Tuesday January 18, 2000 (Vol. 2; No. 3)

Vast White Conspiracy; Confederate Flag Football; Hillary’s Hush-Kit Money

1. Newsweek’s Michael Isikoff portrayed George W. Bush’s unprecedented fund-raising success as somehow sinister by implying that the Texas governor was a pawn of big business and "successful middle-aged white men."

2. In Time, James Carney found Bush to be sometimes "scripted, or just bored" with the rigors of a presidential campaign, and hypocritical on media questions about the South Carolina flag.

3. U.S. News & World Report found something new about the First Lady running for the Senate. Are big donors shoveling soft-money dollars her way to influence the President on their business?

4. To observe Martin Luther King’s birthday, Newsweek invited radical black professor Michael Eric Dyson to complain about how King’s views have been watered down. As for today’s alleged racial healers, Newsweek columnist George Will thought someone should correct Bill Bradley.


 

Newsweek's Michael Isikoff dismissed the notion that Texas Governor George W. Bush was the beneficiary of grass-roots support and posited the idea the Bush was a tool for a handful of powerful businessmen: "Bush credits grass-roots enthusiasm for his fund-raising triumph. Look again: at the heart of his operation are a handful of GOP kingmakers who placed their bets early."
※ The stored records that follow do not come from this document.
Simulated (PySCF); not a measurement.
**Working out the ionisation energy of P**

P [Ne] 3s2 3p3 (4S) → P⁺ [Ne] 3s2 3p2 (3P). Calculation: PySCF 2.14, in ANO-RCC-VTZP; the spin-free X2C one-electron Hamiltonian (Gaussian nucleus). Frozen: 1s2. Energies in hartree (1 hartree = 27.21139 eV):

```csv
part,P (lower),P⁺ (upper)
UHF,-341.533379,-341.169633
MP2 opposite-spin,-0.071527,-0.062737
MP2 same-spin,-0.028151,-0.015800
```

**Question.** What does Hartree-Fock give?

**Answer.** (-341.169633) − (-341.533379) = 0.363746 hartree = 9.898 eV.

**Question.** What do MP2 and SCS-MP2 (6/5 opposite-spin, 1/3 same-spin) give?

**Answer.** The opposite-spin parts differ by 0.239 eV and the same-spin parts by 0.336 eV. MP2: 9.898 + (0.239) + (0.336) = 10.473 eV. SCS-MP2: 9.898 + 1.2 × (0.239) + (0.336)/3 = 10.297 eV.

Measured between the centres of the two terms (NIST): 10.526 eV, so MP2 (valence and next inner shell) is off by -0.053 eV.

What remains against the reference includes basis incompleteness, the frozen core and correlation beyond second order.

Isikoff described Bush's decision to run for president and relationship with a wealthy auto executive named Heinz Prechter: "Bush himself was coy about running. At the dedication of the George Bush Presidential Library at Texas A&M in November '97, the moneymen were disappointed by the younger Bush's reluctance to give them a sign to start gathering checks in earnest. The governor said that he was worried about exposing his teenage daughters to the rigors of a presidential campaign, and he still had to get re-elected in Texas in November '98. Still, Bush did not say no. In February '98, Prechter invited a dozen or so of the heaviest hitters in the GOP to his 10,000-acre cattle ranch outside tiny Wheeler, Texas. The event became known as ‘the Hunt,' and in retrospect, it was a turning point. Donning 10-gallon hats and cowboy boots, the moneymen watched Bush address some Eagle Scouts and their parents in a local high-school auditorium. They sat around Prechter's fireplace and peppered Bush with questions, then everyone donned camouflage and went bird hunting. The fat cats were sold. Bush's teasing, masculine manner was comforting to the business tycoons, all of them successful, middle-aged white men."

 

In "Bush Bears Down," Time's James Carney looked at the state of the Bush campaign and found the GOP frontrunner to appear "scripted, or just bored" at times. Carney opined: But if Bush has all the artillery, he has yet to show he can consistently handle the incoming fire of the campaign trail. When he is faced with issues that fall outside the Bush Campaign Message -- like when voters at two back-to-back meetings in New Hampshire last week stood up to ask him about health care -- he can still sound scripted, or just bored. And when the issues are hot, he can be evasive. On a number of recent controversies -- whether the Confederate flag should fly over the South Carolina capitol, what to do about the racial profiling of black motorists, whether to let McCain on the New York ballot -- the candidate argues that it is up to the states to decide. But on subjects less touchy for Republicans, Bush has been willing to criticize a Cleveland judge's decision on vouchers, an assisted suicide initiative in Oregon and an anti-gay initiative in California." Carney did not note that the last prominent GOP convert to bringing down the flag is known as ex-Governor David Beasley. As for consistency, Time had no room to brag, since it didn't devote any space to the Democrats' racial spat: Bill Bradley harping on Al Gore's 1988 role in publicizing the Massachusetts furlough program that made Willie Horton famous.

 

U.S. News & World Report found something new about the First Lady running for the Senate. Are big donors shoveling soft-money dollars her way to influence the President on their business? Investigative reporters Sheila Kaplan and Gary Cohen began by noting the President's October 27 meeting with the President of the European Commission to sell him on airplane noise-reduction technology. "Just before Clinton's intervention, an officer of a large hush-kit manufacturer, ABS Partnership Inc., and a business partner wrote checks totaling $160,000 to a campaign fund intended for Hillary Rodham Clinton. At the time, that was the largest contribution the campaign had received. ‘The campaign has no involvement in any governmental decision,' says Howard Wolfson, a spokesman."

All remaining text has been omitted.